A third of white-collar professionals have admitted to being more self-aware of their behaviour in the past year to avoid being ‘cancelled’ by colleagues while at work, this according to a recent poll by Robert Walters.
‘Cancel Culture’ is the practice of boycotting support for a public figure or brand who has done something that is deemed socially unacceptable. Much like in mainstream society – once ‘cancelled’, opportunities are less likely to be presented to you, leaving some professionals very little choice but to leave their job.
Jasmine Araujo, Banking and Financial Services Manager at Robert Walters, shares her 12 tips for a drama-free workplace and to avoid getting ‘cancelled’ by colleagues:
- Get stuck in – you spend most of your day-to-day life with your colleagues – working for the same company, supporting the same brand, and striving for the same company goals. You are a team, so treat all of your colleagues as your teammates – that means not acting in silo, offering a helping-hand, advice, and support. The ‘that’s not in my remit’ approach is a fast-track approach to being cancelled by colleagues.
- Bring your authentic self – feeling like you don’t know the person that you work side-by-side with can be unnerving. It can feel quite robotic if all chat is kept to the parameters of work. If you are stressed about your wedding or buying a house, then by all means share it with the team – show that you are human! A refusal to let someone in personally can come across as cold.
- Ignorance is not bliss – there is a lot going on in the world – and social and political matters is the number one conversation topic that can divide colleagues. Now we’re not saying to establish a hard-line on current affairs, it just pays dividends to be aware of matters that are going on in the world and how they may impact people differently. By educating yourself on the different viewpoints, you are less likely to cause accidental offense.
- Watch how you use your humour – now that’s not to say don’t have a laugh when at work! But just be aware that satire, dry humour, and sarcasm all have a way of being easily misinterpreted – especially via text or email as there is no body language to be read. What can be funny to you may not be to someone else – mocking someone in the group or making a distasteful joke about something quite serious equates to a high chance of offence. Put simply – save some jokes for your friends outside of work.
- Pick your clique wisely – unfortunately, the office environment can fall foul to the same cliquey environments we see in schools or personal friendship circles. Be aware of this – and remember at work we are literally paid to get on with everybody! Aligning yourself very closely to certain – particularly acquired – colleagues also puts you at risk should they be cancelled!
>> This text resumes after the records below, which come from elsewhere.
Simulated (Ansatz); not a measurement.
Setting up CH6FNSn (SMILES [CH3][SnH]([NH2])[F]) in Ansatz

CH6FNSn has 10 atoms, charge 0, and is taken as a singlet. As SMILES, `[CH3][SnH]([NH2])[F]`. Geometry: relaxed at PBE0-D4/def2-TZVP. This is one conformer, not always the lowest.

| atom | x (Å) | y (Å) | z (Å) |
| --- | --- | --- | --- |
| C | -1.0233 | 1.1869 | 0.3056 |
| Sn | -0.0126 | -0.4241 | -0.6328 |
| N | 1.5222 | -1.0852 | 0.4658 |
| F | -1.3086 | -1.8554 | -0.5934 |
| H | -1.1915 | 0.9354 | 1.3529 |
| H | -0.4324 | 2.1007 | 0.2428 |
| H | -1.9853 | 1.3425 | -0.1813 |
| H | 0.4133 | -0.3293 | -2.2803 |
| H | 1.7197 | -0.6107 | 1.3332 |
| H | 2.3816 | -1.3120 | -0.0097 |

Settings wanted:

- Don’t fuel the gossip – let’s face it, we talk about people in our life – and this isn’t any different to the people that we interact with every day, our colleagues. Talking is one thing – but getting involved in petty discussions and fuelling damaging office rumours, earns you a fast-track pass to being cancelled. A job is someone’s livelihood, and it is not your job to put that in jeopardy for a colleague. Stay out of futile gossip. If anything direct has happened to you, rather than sharing with colleagues, report it to management and have it dealt with professionally.
- Don’t forget where you came from – progression is something that most of us want. However, be mindful of how you come across as you rise to the top – do you spend less time chatting to your old colleagues, ignoring social invites, act ‘too busy’ – always on your phone whilst talking? Whilst progression should be celebrated, don’t fall foul to namedropping, be present, treat your colleagues how you would like to be treated, and stay humble.
- Be in the present moment – we could all argue that we have somewhere ‘better to be’ or ‘work that needs doing’ – these excuses are tiring and if we all said this, then we would never have any relationships in the workplace. Whether it is an after-work event or volunteering at your office’s Charity Day – whilst you don’t have to do it all, make sure that when you are in attendance, you are present and engaged. Don’t make people feel like a tick-box when you talk to them on a social level.
- Be responsive – the number one office gripe – a colleague ignoring requests or emails. Keep on top of your own internal communications. Reply promptly to things that directly involve you, give more definitive answers and updates, and don’t keep cancelling/moving or missing diary invites. We are all busy!
- Take accountability for yourself – we are human, and at work, things will go wrong a number of times – whether it is work-related or something that you said. If and when this happens, the best thing to do is to step up professionally and take accountability for your actions. The best case scenario is you do this before anyone else notices and brings it up themselves. Sliding out of trouble and generating lies, does not make for a honourable or trustworthy colleague.
- Practice gratitude – if someone helps you out with something – anything, no matter how small, show your appreciation for this by reciprocating it in some way. Yes, your team assistant is supposed to help with admin, but take the time to acknowledge the feeling they have when more work (than expected) is dropped on them. Check-in with colleagues, verbalise your thank you’s, tell others how much of a great help they have been. Don’t take all the credit for a project when you’ve had support and assistance.
- Don’t try to cancel others – we all know the type, the hawk in the office who is always keeping an ear out for tense conversations, budding office romances, or exaggerating the afterwork antics of others so that they can come up with a reason to ostracise this behaviour. Those individuals who make it a habit to cancel or call-out others regularly, will before-long find themselves on the receiving end of the same behaviour, with few allies to support them.